Filed under: Climate science
By Seth Masia
SOLAR TODAY
For years, a debate has raged between climatologists who forecast global climate change based on greenhouse gas forcing, and global-warming deniers who say it’s just part of a natural cycle and we can expect things to cool off again someday.
Deniers often point to a phenomenon called the Atlantic Multidecadal Oscillation as a natural cycle causing climate heating and cooling. The AMO is a 70-year cycle in ocean-surface temperature first identified in 1994 by Michael Schlesinger and his team at the University of Illinois. Schlesinger doesn’t like the name, because the same cycle can be found in Pacific and Indian Ocean waters, too. The temperature oscillation can be traced back to the last ice age, and beyond. The cycle last “bottomed” 35 years ago, and it has just peaked.

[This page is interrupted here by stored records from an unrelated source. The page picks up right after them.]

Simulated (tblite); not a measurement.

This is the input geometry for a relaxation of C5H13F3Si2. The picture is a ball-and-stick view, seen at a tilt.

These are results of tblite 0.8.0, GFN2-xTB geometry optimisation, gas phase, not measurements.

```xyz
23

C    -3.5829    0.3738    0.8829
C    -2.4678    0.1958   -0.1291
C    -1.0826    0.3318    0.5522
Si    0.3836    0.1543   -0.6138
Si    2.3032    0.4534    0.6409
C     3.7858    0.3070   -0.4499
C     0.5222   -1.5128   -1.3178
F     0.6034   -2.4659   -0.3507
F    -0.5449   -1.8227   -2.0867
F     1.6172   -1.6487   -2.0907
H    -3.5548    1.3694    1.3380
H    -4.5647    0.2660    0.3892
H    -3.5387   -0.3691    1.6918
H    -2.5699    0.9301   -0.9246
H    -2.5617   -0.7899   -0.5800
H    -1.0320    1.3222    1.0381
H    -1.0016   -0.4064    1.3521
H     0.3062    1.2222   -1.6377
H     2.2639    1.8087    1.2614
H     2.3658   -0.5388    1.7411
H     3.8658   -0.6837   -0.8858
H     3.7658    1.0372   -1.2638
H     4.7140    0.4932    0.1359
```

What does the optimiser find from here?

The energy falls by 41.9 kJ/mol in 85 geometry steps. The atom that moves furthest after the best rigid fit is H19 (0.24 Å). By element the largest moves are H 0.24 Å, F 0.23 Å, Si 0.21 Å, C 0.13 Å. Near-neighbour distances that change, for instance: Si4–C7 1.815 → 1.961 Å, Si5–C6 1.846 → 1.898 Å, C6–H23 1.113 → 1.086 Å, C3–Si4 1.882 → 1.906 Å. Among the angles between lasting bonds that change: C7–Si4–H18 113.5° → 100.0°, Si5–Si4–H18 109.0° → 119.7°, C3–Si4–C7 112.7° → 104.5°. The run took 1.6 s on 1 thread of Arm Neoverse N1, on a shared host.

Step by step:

Last August, a group of researchers at the British Met Office reported that the AMO’s upcoming cooling mode is likely to “flatten” global warming for the next few years. Now a team of climate modellers at the Leibniz Institute of Marine Sciences at Kiel University confirm that prediction. They say the AMO cooling trend will flatten out most global warming trends for about 10 years. After that, their model predicts, temperature will soar upward again, assuming we don’t reduce greenhouse gas emissions sharply in the interim. According to both the British and German models, as long as greenhouse gases continue to rise, average global temperature will snake upward in a 70-year stepping pattern: upward for several decades, then flat for awhile, then upward again — but never downward.
The danger, of course, is that climate change deniers will jump on any “flattening” we may experience as evidence that global warming is a myth.